Imagine you work for a web design and development consultancy. You have a new client who is a musician. They’ve asked for your help in building out a digital presence for his band, but isn’t quite sure where to start. In this course, we’ll be going through a series of assignments to understand what’s important to your client and their target audience, design a solution that meets the artist’s needs, and develop a working prototype. We’ll be using hands-on User-Centric Design, User Experience, and Agile development practices as we complete the assignments.
Each week we’ll work on a different part of the design and development challenge. Specific instructions for completing each assignment are included in each week’s assignment overview. A simple example is included with each assignment to get you started. It is expected that you will build on the examples and make them your own.
As you’re working with your musician client, you want to better understand the band, their target audience, and competitors. By understanding what’s important from a user’s perspective, you will begin to uncover opportunities for developing meaningful solutions and shape a product strategy for your client that will influence the overall design and development of your end deliverable.
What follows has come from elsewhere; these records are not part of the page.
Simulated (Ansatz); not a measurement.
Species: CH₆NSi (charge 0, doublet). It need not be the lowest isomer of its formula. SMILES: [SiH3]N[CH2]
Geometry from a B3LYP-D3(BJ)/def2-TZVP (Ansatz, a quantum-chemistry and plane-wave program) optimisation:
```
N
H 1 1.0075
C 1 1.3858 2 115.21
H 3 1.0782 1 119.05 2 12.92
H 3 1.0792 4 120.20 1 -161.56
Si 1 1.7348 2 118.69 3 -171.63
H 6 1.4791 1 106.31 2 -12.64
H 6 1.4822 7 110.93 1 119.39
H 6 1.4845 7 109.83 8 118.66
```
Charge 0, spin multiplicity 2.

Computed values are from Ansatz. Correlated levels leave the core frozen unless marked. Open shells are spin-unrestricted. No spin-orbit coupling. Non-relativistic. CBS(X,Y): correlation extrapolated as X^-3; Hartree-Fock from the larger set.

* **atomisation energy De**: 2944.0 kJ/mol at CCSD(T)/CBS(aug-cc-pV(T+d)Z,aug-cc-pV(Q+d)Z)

Once we’ve collected the insights from our user research, we’ll use that information to create personas, representative outlines of the people we’re creating solutions for. Second, we’ll compose a vision statement that outlines the overarching goal that will align your team to the importance of your initiative.
In this assignment, you’ll identify user flows for your primary personas, set up an initial backlog for your site design, and create a content map to highlight the assets you will want to gather in support of your design. Create a prioritization for your backlog and outline a minimally viable release.
Create a wireframe that supports the MVP using Adobe XD. Share your design on the course discussion forum and provide feedback on at least two of your peers’ wireframes.
Using the backlog you established in the previous assignment, create a one-week sprint goal, define stories, tasks, and tests.
Using your sprint backlog, create a working prototype. Wrap up your sprint with a short retrospective.